In a recent letter, some proponents of Initiative 42, including 19 academics, said they busted the claim that Initiative 42 will put all the power for the enforcement of 42 in the hands of a single judge. We'll call it "the professor letter."

"The professor letter" claims it is "unsound and exaggerated" to say that one judge will have control over education policy, but does not refute that a Hinds County Chancery Court will have jurisdiction over lawsuits brought under 42. Instead, their proclamation of legal supremacy is based on the fact that an appeal is possible.

Would these same proponents tell a person on trial for murder that it is "unsound and exaggerated" to say that his fate lies in the hands of the jury? After all, the convicted murderer can always appeal! Of course not.

Once you work past the self-confident rhetoric, you realize the argument of these proponents is short on substance. Let us begin with some indisputable facts about Section 201 of our Constitution and Initiative 42.

  • Fact: Section 201 is the authority for the Legislature to act on all matters of education policy, not just spending.
  • Fact: The proposed amendment contains no reference to funding, the Mississippi Adequate Education Program or any other language that would limit Sec. 201 to spending decisions.
  • Fact: The proposed amendment deletes every reference to the Legislature in the section of our Constitution dealing with education.
  • Fact: The proposed amendment creates a "fundamental right" to an "adequate and efficient system of free public schools" and gives the chancery courts power to "enforce" this new standard through injunctive relief.
  • Fact: The proposed amendment says the "State" is liable for the satisfaction of this new standard.
  • Fact: Suits brought against the State will be filed in Hinds County Chancery Court if 42 passes.
  • Fact: Only the proposed amendment and not any explanation or interpretation becomes a part of the Constitution if 42 passes.

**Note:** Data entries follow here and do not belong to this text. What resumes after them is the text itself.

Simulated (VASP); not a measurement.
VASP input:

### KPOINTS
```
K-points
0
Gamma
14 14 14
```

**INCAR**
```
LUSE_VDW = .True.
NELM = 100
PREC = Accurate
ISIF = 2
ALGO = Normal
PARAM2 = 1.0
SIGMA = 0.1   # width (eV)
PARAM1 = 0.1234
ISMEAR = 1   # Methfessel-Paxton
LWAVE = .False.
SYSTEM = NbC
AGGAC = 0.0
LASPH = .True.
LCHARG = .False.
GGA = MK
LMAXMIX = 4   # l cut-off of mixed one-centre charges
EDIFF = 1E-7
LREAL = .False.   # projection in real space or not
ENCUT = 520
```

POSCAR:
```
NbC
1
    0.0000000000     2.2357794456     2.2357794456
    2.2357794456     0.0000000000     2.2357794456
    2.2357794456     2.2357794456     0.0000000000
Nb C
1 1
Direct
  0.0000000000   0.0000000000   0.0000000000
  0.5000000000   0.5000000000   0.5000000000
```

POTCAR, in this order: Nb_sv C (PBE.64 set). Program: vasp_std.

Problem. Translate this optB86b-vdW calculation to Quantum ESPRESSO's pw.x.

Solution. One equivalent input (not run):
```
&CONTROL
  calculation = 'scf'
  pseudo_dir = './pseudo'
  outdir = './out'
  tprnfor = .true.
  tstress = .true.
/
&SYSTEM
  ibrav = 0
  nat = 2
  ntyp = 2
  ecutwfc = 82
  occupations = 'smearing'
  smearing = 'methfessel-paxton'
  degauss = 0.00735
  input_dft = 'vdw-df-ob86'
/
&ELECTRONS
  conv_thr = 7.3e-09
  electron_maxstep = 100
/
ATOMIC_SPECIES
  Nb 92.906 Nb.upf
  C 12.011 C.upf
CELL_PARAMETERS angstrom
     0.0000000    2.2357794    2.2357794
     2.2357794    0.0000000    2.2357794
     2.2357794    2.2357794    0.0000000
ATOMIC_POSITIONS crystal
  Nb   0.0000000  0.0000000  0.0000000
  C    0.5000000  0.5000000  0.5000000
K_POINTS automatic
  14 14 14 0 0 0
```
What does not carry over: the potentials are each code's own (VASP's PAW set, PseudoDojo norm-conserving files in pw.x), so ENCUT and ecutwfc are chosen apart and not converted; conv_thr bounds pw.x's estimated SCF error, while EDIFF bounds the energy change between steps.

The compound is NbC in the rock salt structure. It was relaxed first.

What does this mean? If 42 passes, a single judge will be empowered to sit in judgment of whether our State--including Legislators, districts, schools and educators--is satisfying the newly created "adequate and efficient" standard. This new power given to the judiciary is almost entirely legislative in nature and is not limited by the amendment to funding decisions. It distorts bedrock concepts like representative government and separation of powers.

Proponents who emphasize the right to appeal in response to these arguments are missing the point.

The primary problem with 42's power shift is not which judge or judges will be making these judgments; it is that judges will be making legislative decisions at all.

These same proponents fail to address the practical concerns of how an appellate court will review entirely subjective policy decisions made by a lower court, the potential for a "sue and settle" scheme that would prevent appellate review, or what judicial control of education would do to Supreme Court races in Mississippi.

Voters should know that in any such appeal, the ultimate outcome may turn largely on the Chancellor's findings of fact, which are "presumed correct" and will not be second-guessed by our appellate courts unless "clearly erroneous." Thus, one chancellor -- for whom the overwhelming majority of Mississippians cannot vote --­ will wield enormous power over education decisions, notwithstanding that the Chancellor's decision may be appealed.

Voters should remember the discretion being transferred to the courts is extremely broad in scope. If 42 passes, lawyers will spend the next several decades fighting over the interpretation of the amendment and will steadily seek to expand the authority exercised by the court -- and taxpayers will foot the bill.

Signed by: Jim Herring, former member of Mississippi Court of Appeals; Rep. Mark Baker, attorney at law; Michael Dawkins, attorney at law; Trey C. Dellinger, attorney at law; Jeremy England, attorney at law; Spence Flatgard, attorney at law; Rep. Andy Gipson, attorney at law; Russell Latino, attorney at law; Philip Levy, attorney at law; Sen. Chris McDaniel, attorney at law; Richard G. Norris, attorney at law; Sharon Plunkett, attorney at law; Lyles Robinson, attorney at law; Bridgeforth Rutledge, attorney at law; Stewart Rutledge, attorney at law; Jenna Simmons, attorney at law; Matt Simmons, attorney at law; Rep. Jeff Smith, attorney at law; Ben Sones, attorney at law; Andy Taggart, attorney at law; Brad Touchstone, attorney at law; Sen. Michael Watson, attorney at law; E. Steve Williams, attorney at law; and Cory Wilson, attorney at law.